Something Old, Something New


For 24-year-old Yuko Terayama of Sendai, Japan, there was only one place in the world--literally--where she wanted to get married: in a small church in a residential Camarillo neighborhood.

So, defying family traditions, the former exchange student persuaded her parents, fiance and future in-laws to fly 5,300 miles to Camarillo for the ceremony.

On Tuesday afternoon, Terayama, now an advertising agent for Nissan, fulfilled her dream.

Clad in a white chiffon and lace gown, and carrying a bouquet of red and white roses, Terayama walked down the aisle holding on to her father’s arm--something that never would have happened in Japan.


“I’m having a very different wedding from what any woman in my family has had,” Terayama said. “But this was my dream. To come back to Camarillo and get married. I have beautiful memories from here and I wanted to share them with my husband.”

With her long black hair piled on top of her head and her face partially hidden beneath a veil, Terayama said she chose the Church of Christ in Camarillo to be the place to say her vows after a brief stay as an exchange student four years ago.

In February 1992, she came to Camarillo for four weeks as an exchange student through the Cultural Homestay International program. During that time, she took courses in English and American culture. Part of the American culture program was a mock wedding at the Church of Christ, celebrated by Tim Kelley, the minister who performed Terayama’s marriage Tuesday.

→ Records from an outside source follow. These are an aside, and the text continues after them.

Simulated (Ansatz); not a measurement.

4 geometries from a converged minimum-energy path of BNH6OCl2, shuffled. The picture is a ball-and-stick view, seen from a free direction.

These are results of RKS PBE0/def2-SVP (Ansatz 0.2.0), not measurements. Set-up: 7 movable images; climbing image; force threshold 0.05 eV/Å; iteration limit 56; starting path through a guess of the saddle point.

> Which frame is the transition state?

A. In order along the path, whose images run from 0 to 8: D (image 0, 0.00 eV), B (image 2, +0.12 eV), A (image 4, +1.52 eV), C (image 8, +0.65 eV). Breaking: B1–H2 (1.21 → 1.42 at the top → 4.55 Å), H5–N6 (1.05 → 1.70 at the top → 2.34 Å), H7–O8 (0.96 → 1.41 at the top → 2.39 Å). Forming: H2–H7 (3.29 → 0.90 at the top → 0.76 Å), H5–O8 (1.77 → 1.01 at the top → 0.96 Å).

“I had never imagined a wedding could be that beautiful, and I thought to myself, ‘This is what I want to do for my wedding,’ ” she said.

Had Terayama and her husband, Masahiko Iimura, married in Japan, Terayama would have worn a white kimono, walked into a shrine and been married by a Buddhist monk.

“We have a lot of wedding traditions, but none are as touching for me as the American traditions,” she said. “It was very important to me to have a Western-style wedding.”